For the past several years, there’s been a lot of debate in congress over the interest rates on federal student loans. What used to be a 6.4 percent interest rate on loans like the Stafford Loan or subsidized federal student loans was set at a 3.8 percent interest rate for a while. This month however, interest rates bounced up to about 4.6 percent. Why so much change? Under the new federal student loan rules, loan rates are no longer fixed. The loan rates are now set each year based on the 10-year Treasury note rates from the previous spring. Even though these rates change year to year, the rate remains the same for the lifetime of the loan. So if you borrow a federal Stafford loan during a 3.8 percent interest year, your loan will stay at that rate no matter how rates fluctuate.

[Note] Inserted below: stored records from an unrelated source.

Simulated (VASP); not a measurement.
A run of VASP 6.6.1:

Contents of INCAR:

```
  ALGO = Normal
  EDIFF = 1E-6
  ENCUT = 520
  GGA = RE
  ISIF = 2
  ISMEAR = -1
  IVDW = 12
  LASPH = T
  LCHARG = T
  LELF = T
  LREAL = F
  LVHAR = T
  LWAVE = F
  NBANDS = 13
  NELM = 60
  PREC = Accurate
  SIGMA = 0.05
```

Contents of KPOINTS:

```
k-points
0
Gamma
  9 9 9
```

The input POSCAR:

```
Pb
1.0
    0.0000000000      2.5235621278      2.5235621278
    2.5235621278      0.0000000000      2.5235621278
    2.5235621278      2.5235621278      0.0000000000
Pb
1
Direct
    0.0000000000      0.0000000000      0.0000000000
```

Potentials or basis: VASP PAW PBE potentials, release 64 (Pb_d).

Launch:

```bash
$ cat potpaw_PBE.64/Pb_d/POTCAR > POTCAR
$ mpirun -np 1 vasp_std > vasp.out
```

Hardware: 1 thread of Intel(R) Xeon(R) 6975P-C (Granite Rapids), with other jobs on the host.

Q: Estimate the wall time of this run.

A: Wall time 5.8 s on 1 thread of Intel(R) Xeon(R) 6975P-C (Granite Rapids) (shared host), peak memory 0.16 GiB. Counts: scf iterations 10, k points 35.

So this is all good news, right? Sure, student loan rates are no longer fixed to a specific percentage and they’re certainly much lower than 6.8 percent. But while that may feel like a small “win” for student borrower advocates and those who are already tens or hundreds of thousands in debt, interest rates are actually the least-important part of the student loan debate. Yet this is what gets the most attention in the news because it’s one of the only things that Congress has power to control in the student debt debate.
Those federal student loan interest rates? In the grand scheme of the student debt crisis, they don’t matter. Sure, if you’re already in debt and have tens or hundreds of thousands of dollars in student loans, your interest rates matter very much: each extra percentage point on your interest rate means extra money all the more money you’re paying to get out of debt. But changing the student loan interest rate isn’t going to help millions of students who still have to borrow tens of thousands of dollars for exceedingly more and more expensive education. Lower interest rates are a temporary solution to a larger problem: an education industry that’s over-priced and a generation of students that are overly-indebted.